Virgin Media Fined £28 Million After Trapping Customers in Contracts

Virgin Media has been hit with a £28 million fine after Ofcom found the company repeatedly made it harder for customers to cancel their contracts, using tactics designed to delay or prevent them from leaving.

The regulator found that between January 2022 and September 2024, millions of customer calls were likely mishandled. According to Ofcom, call centre staff deliberately hung up on customers, transferred them unnecessarily between departments, left them on hold “for no reason”, and repeatedly pressured them to stay rather than allowing them to cancel.

Far from being the work of a few rogue employees, Ofcom found the company’s commission system “effectively encouraged” these practices by financially rewarding staff for keeping customers locked into contracts. Virgin Media also operated a two-tier retention system in which only a second level of agents could actually process cancellations, forcing more than a million customers to repeat their requests before they could even begin the process of leaving.

This wasn’t simply poor customer service. It was the predictable result of a system where profit comes before people’s needs. Under capitalism, corporations don’t make money by serving customers well. They make money by extracting as much value as possible from workers and consumers alike. Every customer prevented from cancelling represented another stream of revenue flowing to shareholders.

Ofcom said it first attempted to resolve the issue informally in 2022, but according to the regulator there “wasn’t the will” within Virgin Media to fix the problem. Natalie Black, Ofcom’s group director for infrastructure and connectivity, described the company’s conduct as “pretty shocking” and said: “The facts are clear. Virgin Media made it harder for customers to cancel their contracts and then did not fully cooperate with our investigation.”
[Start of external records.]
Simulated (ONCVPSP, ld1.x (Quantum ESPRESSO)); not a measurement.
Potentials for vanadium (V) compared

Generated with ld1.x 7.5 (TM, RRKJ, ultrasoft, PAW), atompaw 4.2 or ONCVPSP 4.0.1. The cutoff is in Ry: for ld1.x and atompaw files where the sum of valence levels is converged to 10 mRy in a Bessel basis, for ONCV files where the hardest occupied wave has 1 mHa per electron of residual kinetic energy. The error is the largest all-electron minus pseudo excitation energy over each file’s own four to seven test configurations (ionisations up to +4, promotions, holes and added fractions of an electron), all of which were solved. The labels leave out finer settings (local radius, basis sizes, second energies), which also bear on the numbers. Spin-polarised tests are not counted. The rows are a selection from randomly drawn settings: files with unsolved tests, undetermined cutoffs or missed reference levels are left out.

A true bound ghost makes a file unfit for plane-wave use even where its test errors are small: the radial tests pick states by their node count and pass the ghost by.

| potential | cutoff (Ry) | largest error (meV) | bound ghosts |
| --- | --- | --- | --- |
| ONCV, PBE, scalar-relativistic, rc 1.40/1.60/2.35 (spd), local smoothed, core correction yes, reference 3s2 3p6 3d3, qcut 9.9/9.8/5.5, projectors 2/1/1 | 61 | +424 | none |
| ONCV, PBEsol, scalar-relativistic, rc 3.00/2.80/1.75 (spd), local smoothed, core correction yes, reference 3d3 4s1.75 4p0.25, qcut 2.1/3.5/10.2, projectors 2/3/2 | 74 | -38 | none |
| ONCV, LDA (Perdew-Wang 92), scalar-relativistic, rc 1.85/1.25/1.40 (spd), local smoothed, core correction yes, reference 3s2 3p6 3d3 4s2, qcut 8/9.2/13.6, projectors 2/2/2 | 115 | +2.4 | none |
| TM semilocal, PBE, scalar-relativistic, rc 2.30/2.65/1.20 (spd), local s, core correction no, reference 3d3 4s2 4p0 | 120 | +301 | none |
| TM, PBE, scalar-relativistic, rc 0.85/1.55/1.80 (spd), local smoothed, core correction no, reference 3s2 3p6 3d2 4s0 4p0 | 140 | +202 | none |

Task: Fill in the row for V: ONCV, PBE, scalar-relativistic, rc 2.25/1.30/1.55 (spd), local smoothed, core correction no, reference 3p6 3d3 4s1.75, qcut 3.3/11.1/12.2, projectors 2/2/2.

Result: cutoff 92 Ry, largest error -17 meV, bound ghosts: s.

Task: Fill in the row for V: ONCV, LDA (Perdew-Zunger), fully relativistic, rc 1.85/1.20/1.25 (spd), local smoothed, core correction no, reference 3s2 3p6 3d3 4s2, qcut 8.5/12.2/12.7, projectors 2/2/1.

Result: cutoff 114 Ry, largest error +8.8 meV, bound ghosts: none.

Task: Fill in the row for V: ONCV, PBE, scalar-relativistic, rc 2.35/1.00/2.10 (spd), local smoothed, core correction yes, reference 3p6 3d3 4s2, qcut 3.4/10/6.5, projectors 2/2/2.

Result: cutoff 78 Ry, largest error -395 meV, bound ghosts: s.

The regulator received 1,881 complaints from customers struggling to leave the company. Some became so frustrated they cancelled their direct debits instead, creating new problems including missed payments that damaged their credit scores.

Virgin Media admitted its failings and agreed to settle with Ofcom, reducing the penalty by 30%. The company apologised to the “small proportion who experienced an issue when contacting us to agree a new deal or cancel their service in the past” and claimed it has since overhauled its customer service operations. It also said complaints relating to customers leaving the company fell by 89% last year compared with 2023.

Ofcom says Virgin Media must now ensure every affected customer who complained has received the compensation or other remedies they are entitled to within six months.

The £28 million penalty is the largest fine Ofcom has ever issued under its consumer protection rules, though it still amounts to a tiny fraction of the revenues generated by one of Britain’s biggest telecommunications monopolies. The money won’t even go to those affected. Instead, it will be paid into the Treasury.

Cases like this expose one of capitalism’s central contradictions. Competition is often presented as a force that disciplines corporations and benefits consumers. In reality, companies spend enormous resources finding ways to stop customers exercising that choice whenever doing so threatens profits. Sales targets, commission structures and management directives all push workers to maximise revenue, even when that means misleading or obstructing the very people they’re supposed to serve.

It’s also worth remembering that this isn’t Virgin Media’s first major run-in with regulators. In 2025, Ofcom fined the company £23.8 million after thousands of vulnerable customers were left without access to potentially lifesaving telecare alarms during the digital switchover.

These scandals aren’t evidence that capitalism has somehow failed to regulate itself. They’re evidence of how it works. When profit is the overriding objective, every safeguard, every public service and every customer relationship is ultimately subordinated to the interests of capital. Workers in the call centres didn’t create the incentives that trapped customers. Executives and shareholders did, because squeezing every possible penny out of the public is exactly what the capitalist system rewards.